Filmmaker(s): Ben Affleck

As the Iranian revolution reaches a boiling point, a CIA 'exfiltration' specialist concocts a risky plan to free six Americans who have found shelter at the home of the Canadian ambassador.

Argo (2012)

Will’s Good Hunting

It has been a month since I have seen this and I am struggling to write a comment, because of what I know I will see in another CIA-supported movie: Bigelow’s movie about Bin Laden.

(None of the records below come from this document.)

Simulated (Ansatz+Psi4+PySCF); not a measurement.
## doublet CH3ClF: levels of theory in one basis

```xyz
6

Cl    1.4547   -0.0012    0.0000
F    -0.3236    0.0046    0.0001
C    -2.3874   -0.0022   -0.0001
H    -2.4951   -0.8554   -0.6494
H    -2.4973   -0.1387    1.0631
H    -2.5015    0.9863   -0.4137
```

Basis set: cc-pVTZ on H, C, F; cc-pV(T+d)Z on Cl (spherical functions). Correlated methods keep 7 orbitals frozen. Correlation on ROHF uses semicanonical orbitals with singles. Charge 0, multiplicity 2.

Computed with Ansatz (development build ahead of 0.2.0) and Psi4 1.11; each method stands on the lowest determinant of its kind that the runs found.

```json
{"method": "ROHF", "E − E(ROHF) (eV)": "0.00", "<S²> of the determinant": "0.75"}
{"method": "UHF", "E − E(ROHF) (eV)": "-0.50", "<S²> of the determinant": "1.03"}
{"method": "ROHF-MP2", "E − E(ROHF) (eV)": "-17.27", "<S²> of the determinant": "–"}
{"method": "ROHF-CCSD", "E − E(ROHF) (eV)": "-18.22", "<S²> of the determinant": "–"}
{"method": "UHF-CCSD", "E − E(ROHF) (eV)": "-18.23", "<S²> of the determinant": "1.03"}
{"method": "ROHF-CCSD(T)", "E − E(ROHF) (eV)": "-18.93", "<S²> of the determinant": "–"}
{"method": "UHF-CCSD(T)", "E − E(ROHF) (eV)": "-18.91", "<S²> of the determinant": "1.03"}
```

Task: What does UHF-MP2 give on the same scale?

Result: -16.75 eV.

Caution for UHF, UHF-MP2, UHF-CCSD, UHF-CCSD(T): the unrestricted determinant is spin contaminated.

All movies bring history into the story, but movies ‘inspired by actual events’ take serious risks. My problem is not particularly about this movie. Oh, I’ve carried a prejudice against Affleck, because of his first film. As popular as it was, it got MIT wrong, NSA of the era wrong, and mathematical hunger wrong. Written by townies, it blew a tremendous opportunity. Both Damen and Affleck have done fine work since, and this one is surely a well made film. I am imagining that limiting himself to a 40 year old cinematic vocabulary, and relying on Clooney’s experience made it easier.

The problems are that movies of this kind are market-driven, which means we see what we want to see. When you combine that with political agenda, you can get into serious trouble. Bigelow signed a contract with the CIA allowing them control over what is shown, and they used that to promote the lie that torture worked. We don’t know what constraints Affleck is under; I assume they are inherited from the book which in turn would be constrained by the Agency.

In both cases (Bigelow and Affleck) the actual stories are engaging enough. Affleck didn’t have to insert all that last minute cliffhanger stuff. He didn’t have to make it seem that Canadians did little. He didn’t have to make up that stuff about Carter. There was no reason to omit the planning for the disastrous rescue mission for the hostages. He could have noted that the current president of Iran was a leader in the ‘student’ invasion. He might have introduced the reason the US was so tepid in its response, related to lost nuclear technology that is now in the news. I suppose all of these may have been ‘suggested’ by the Agency liaison.

Oh well.

I did like the narrative folding. Here we have a somewhat fake movie about a somewhat faker movie, the two woven together by the notion of manufactured stories. That main fold is obvious enough.

I also liked the insertions — not on the book — of the internal movie references. The first was the direct copy of sets and movements from ‘All the President’s Men,’ subtly establishing the work of the men we see as rushed creative discovery of the right story. That worked for me.

The second is the background thread about the man and his boy. Affleck’s character is separated from his son. The movie he is ‘working on’ is a film where a father goes into an exotic land to rescue his son. At the end, we see him miraculously restored to his family, with a storyboard artefact denoting the new narrative. It was a bit too obvious for me, but well crafted narrative folding.

Viewers may be interested in the actual movie. It was not a raw, discarded script that was developed. It was instead a well developed science fiction movie that failed to get financing. Because of the legal limbo, the Agency was able to appropriate it. It was a real movie, and one whose notions are also folded.

It was written by Roger Zelazny, a then best selling Scifi author whose gimmick was to appropriate a magical world from religion or the occult and stage a story within a simplified replica work built on the pre-existing cosmology. His ‘Lord of Light’ adopted Hindu notions for the purposes of body-sharing. It was the basis of the script which was to be the biggest budgeted movie of the era, filmed while a theme park was built in parallel. The notions of relative truth in religion, of mixed identities, of intrigue, of manipulated fabrication can be folded into the richness of viewing this if you know about it.

Posted in 2013

Ted’s Evaluation — 2 of 3: Has some interesting elements.